The present analysis aims to use existing resources to lower the cost of electrodes and reduce environmental pollution by utilizing waste materials like green algae. In the present research, the hydrothermal carbonization technique was utilized to synthesize a nano sized CuO mixed with activated biochar (CuO@BC) extracted from red sea algae (Chlorophyta). The CuO@BC sample was extensively examined using several advanced physical techniques, such as UV/Visible spectroscopy, FTIR, XED, HRTEM, SEM, EDX, BET, and TGA. The HRTEM indicated that the size of the particles is 32 nm with a larger surface area and without aggregations. The BET analysis of CuO@BC indicates that the material contains pores of a relatively large size and with a pore diameter of about 42.56 A°. The electrochemical analysis of CuO@BC modified glassy carbon electrode CuO@BC/GCE has been investigated using CV, GCD, and EIS techniques. This CuO@BC/GCE shows excellent electrochemical features that are significant for enegy storage applications. The CuO@BC/GCE showed a specific capacitance of approximately 353 Fg−1 which is higher compared to individual materials. Overall, the research outcomes suggest that the CuO@BC/GCE shows potential for use in high-performance supercapacitors as energy storage systems that are eco-friendly and sustainable.
Introduction
Supercapacitors are high-performance energy storage devices due to their long lifetime, short charging times, exceptional safety features, and high power densities1. As a result, there is a greater public interest in energy conversion and storage materials2. Supercapacitors can be categorized into two groups depending on their energy storage mechanism: pseudo capacitors and electrical double-layer capacitors (EDLCs)3. The electrode materials that are sources of carbon are preferred in most supercapacitors which include carbon fiber cloth, activated carbon (AC), carbon nanotube (CNTs), carbon aerogel, and graphene4.
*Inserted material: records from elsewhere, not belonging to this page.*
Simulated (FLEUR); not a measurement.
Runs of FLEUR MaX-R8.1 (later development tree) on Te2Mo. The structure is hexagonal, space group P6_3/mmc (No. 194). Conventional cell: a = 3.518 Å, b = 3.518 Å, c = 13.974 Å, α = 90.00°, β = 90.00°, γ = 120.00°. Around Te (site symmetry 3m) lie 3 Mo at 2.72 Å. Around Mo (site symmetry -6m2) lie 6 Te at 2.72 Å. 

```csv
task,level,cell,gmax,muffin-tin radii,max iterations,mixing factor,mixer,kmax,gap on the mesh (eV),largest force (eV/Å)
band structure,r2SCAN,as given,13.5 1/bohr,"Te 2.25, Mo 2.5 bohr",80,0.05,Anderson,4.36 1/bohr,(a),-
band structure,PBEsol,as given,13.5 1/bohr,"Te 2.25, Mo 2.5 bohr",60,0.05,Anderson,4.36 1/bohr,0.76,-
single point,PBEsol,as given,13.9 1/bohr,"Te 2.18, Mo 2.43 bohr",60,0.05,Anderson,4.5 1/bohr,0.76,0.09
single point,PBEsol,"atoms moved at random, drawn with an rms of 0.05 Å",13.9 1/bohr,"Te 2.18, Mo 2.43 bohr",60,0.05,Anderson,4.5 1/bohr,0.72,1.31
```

Activated carbon is a carbon matrial that has received attention because of its low cost, abundant source, easy accessibility, and excellent electrochemical properties5. Its stable structure, high carbon content, sizable specific surface area, and high degree of microporosity have made it famous6,7,8. Many natural waste materials such as rice husks, bamboo, corncobs, algae, pinecones, lotus stems, fruit peels, banana peels, and potato peels are transformed into biochar, which provides a large surface area and an abundance of electroactive sites for redox reactions and charge accumulation. Doping heteroatoms add significant properties to the carbon, enabling additional pseudo-capacitance from redox reactions depending on the heteroatoms’ functional group9. Biochar plays an important role in energy storage, electrocatalytic properties, and supercapacitor applications. Due to its porous nature, biochar has gained significant attention in the field of energy applications. The incorporation of metal oxides further enhance its energy storage capabilities10. The distinguishing characteristics of CuO-doped activated biochar include its increased surface area, porosity, and modified surface chemistry due to the incorporation of CuO. Furthermore, CuO acts as a catalyst, promoting chemical reactions that can degrade or transform hazardous compounds, such as organic pollutants or dyes. Finally, the presence of CuO could enhance the biochar’s ability to facilitate these reactions, resulting in more efficient pollutant removal or remediation.
The green algae serve as a source of ecosystem services and biomass for various purposes such as food, nutraceuticals, soil additives, animal feed, and phycocolloids11. To utilize biomass waste and meet energy storage demands, converting such waste into biochar is an effective solution. Research has shown that biochar can act as an effective adsorption material due to its high surface-to-volume ratios, wide availability, sustainability12, and flaw sites. Biochars with hig porosity can be obtained through physical/thermal and chemical activation (such as potassium hydroxide (KOH) and phosphoric acid (H3PO4)). Algae are a developing and sustainable source of biomass, with appreciable photosynthetic efficiency and less competition with food crops due to their requirement for a small land area. They are also known to detoxify the environment in food, agricultural feed, and other co-products13. The chemical structure of the amides produced from red sea algae is introduced in Fig. 1.
Figure 1
figure 1
The chemical structure of the amide produced from Chlorophyta.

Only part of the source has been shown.